Ricardo Costa (born 25 January 1940 in Peniche) is a Portuguese film director and producer.
Most of his filmography consists of documentary films, many of them being contaminated by fiction (docufiction and ethnofiction). He uses the techniques of direct cinema, non only as a tool for practising salvage ethnography but also as an instrument which helps him to compose a sober, "musical" and poetic narrative, suitable for common audiences.
His latest feature film, Mists, was selected for the 60th Venice Film Fetival (2003).
Contents |
Costa completed his studies in 1967 at the Faculty of Arts at the Lisbon University. After submitting a thesis on the novels of Kafka (Franz Kafka: writing in the mirror), he obtained a PHD in 1969. He was a high school teacher and owned a company (MONDAR editors), where he published a number of sociological texts and avant-garde papers, literature and cinema. After the Carnation Revolution in 1974, he became a filmmaker. He was a partner of Grupo Zero, with other filmmakers like João César Monteiro, Jorge Silva Melo and Alberto Seixas Santos. Later, he became an independent producer with the company Diafilme, where he produced several of his films and some of other directors. He is the author of essays on cinema, vision and language. He organizes film projections and cycles in Paris (Cinémathèque Française and Musée de l’Homme). Shot on the threshold of documentary and fiction, Brumas (Mists) is his latest feature film (Venice Film Festival - New Territories, 2003).
In some way moved by the idea that explains one sentence of Marcel Mauss, a well-known French sociologist and anthropologist, (There is more poetry in a grain of reality than in the brain of a poet), certain Portuguese film-makers, specially after the Carnation Revolution, traveled around their country, from one end to another, camera in hand. With state funds or in co-production with the national broadcast TV station, the RTP, some made "engaged films" (cinéma engagé, i.e. political cinema), but never with lack of charm, others make films in which reality, as an expression of actual events, appears with that poetical charge, as Mauss refers. Films shot with low budgets, but in full liberty. Films portraying reality, a genre to which all those productions fit, would last for a few years and would generate important or even remarkable works, some of which were forgotten.

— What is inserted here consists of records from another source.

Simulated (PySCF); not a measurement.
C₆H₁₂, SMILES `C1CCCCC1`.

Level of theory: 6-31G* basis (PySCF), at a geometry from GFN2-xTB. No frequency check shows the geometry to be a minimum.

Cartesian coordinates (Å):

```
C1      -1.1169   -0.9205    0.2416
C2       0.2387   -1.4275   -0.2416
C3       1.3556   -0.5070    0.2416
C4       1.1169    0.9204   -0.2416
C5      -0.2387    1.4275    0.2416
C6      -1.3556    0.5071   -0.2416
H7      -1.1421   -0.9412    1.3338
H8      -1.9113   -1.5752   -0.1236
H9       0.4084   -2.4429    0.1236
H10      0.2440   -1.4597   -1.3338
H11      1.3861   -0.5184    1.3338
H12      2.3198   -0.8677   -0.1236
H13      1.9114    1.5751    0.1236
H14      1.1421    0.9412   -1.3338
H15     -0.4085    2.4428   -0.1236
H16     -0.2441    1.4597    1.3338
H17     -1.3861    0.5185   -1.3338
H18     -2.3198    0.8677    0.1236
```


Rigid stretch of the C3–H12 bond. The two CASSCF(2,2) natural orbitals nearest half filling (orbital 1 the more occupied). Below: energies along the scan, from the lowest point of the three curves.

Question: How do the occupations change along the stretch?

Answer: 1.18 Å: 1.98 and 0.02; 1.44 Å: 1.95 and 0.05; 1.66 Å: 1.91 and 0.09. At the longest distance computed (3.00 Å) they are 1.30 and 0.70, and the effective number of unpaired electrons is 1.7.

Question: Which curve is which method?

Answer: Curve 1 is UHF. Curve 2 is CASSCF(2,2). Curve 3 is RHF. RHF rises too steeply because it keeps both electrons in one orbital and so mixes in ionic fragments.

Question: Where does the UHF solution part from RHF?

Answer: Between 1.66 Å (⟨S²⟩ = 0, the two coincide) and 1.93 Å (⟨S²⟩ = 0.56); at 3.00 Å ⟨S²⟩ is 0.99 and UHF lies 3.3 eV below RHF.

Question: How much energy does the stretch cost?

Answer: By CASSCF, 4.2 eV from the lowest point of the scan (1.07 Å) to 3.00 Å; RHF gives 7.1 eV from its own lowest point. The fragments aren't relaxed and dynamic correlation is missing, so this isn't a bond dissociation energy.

Costa, who identifies himself more with that simple idea than with the purpose of changing the world, cultivates a style in which reality turns into poetical expression, into human portrait, into an interrogation point about a time which escapes to time, without restriction to the place in which such reality, once captured, takes place. The mise en scène, the fictional attraction, will be for him a permanent temptation.